This isn’t a full blown enemies to lovers, but it’s definitely reluctant acquaintances to lovers. It’s also a great slow burn as they get to know each other first on the ice, then as friends before admitting their attraction to each other.

I particularly enjoyed the slow burn of the romance and the way both characters grew through the narrative, both together and as individuals. KJ coming to terms with her family situation is particularly well done.

Lawrence is a great character. I love the way his relationship develops with KJ, first as a friend and then as his Mom’s girlfriend. As to be expected, that’s a hard transition for him, but I thought MacTague did a great job of illustrating this and the disappointment all parties feel, and then the joy. I also love his relationship with KJ’s dog Chester.

The other secondary characters play their parts. The rest of the hockey team are fun, KJ’s family are difficult but redeemed and Adrienne’s family are pretty great.

If you like sports in your sapphic books, you’ll love this, but even if you aren’t a sports fan and like a good romance you should enjoy this one as it has so much going for it. There is some on ice action, but it doesn’t take up too much of the book and it’s more used to discuss their relationship and feelings, than for the actual action itself.

I received an e-ARC via NetGalley in exchange for an honest review.
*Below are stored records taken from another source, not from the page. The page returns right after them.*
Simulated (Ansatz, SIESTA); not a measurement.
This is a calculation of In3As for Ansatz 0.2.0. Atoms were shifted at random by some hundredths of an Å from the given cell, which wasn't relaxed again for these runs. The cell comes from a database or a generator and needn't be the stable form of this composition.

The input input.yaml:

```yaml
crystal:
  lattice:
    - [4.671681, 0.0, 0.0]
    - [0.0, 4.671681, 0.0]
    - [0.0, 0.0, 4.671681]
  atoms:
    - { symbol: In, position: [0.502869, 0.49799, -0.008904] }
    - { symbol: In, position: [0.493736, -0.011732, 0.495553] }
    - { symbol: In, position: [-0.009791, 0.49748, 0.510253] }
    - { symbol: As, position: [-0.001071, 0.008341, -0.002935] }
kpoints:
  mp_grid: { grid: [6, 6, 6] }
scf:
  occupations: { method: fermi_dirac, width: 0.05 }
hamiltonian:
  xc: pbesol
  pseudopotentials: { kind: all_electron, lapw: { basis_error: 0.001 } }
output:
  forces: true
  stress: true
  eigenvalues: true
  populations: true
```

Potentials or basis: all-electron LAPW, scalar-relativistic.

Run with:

The Clinch – Nicole Disney

Rating: 5 out of 5.
I’m not an MMA fan, but I loved this book. It’s the perfect mix of action and romance with some family drama thrown in for good measure.

Eden is the undefeated MMA champion in her weight class. She runs a Taekwondo dojang in a difficult neighbourhood and is dedicated to her training and the local kids.

Brooklyn is an up and coming fighter from a long line of jiu-jitsu specialists. As the only woman and the youngest one in her family she’s under a lot of pressure to take Eden’s belt and be the first Shaw to claim a world title.

I love so many things about both characters. The inclusion of Taekwondo and Jin as her Eden’s martial arts master allows us to see a different side to MMA than you might presume, with honour and discipline shown through Eden and her approach to life.

Brooklyn is passionate and out to achieve everything she can as quickly as possible, but underneath the bravado and brashness she’s soft, loving and conflicted. Her family are extremely homophobic and her love for Eden is something she struggles to reconcile with her desire to fight and make her family happy.

The chemistry between the two of them is really steamy and I loved how there is balance between tension, desire and love throughout the storyline.
The descriptions of the MMA action really make you feel like you’re in the heat of the moment with them, somehow without feeling too violent, which really impressed me.

Disney has created something special here, and even if you don’t love sport, or martial arts, I highly recommend you try this, it’s a definite re-read for me.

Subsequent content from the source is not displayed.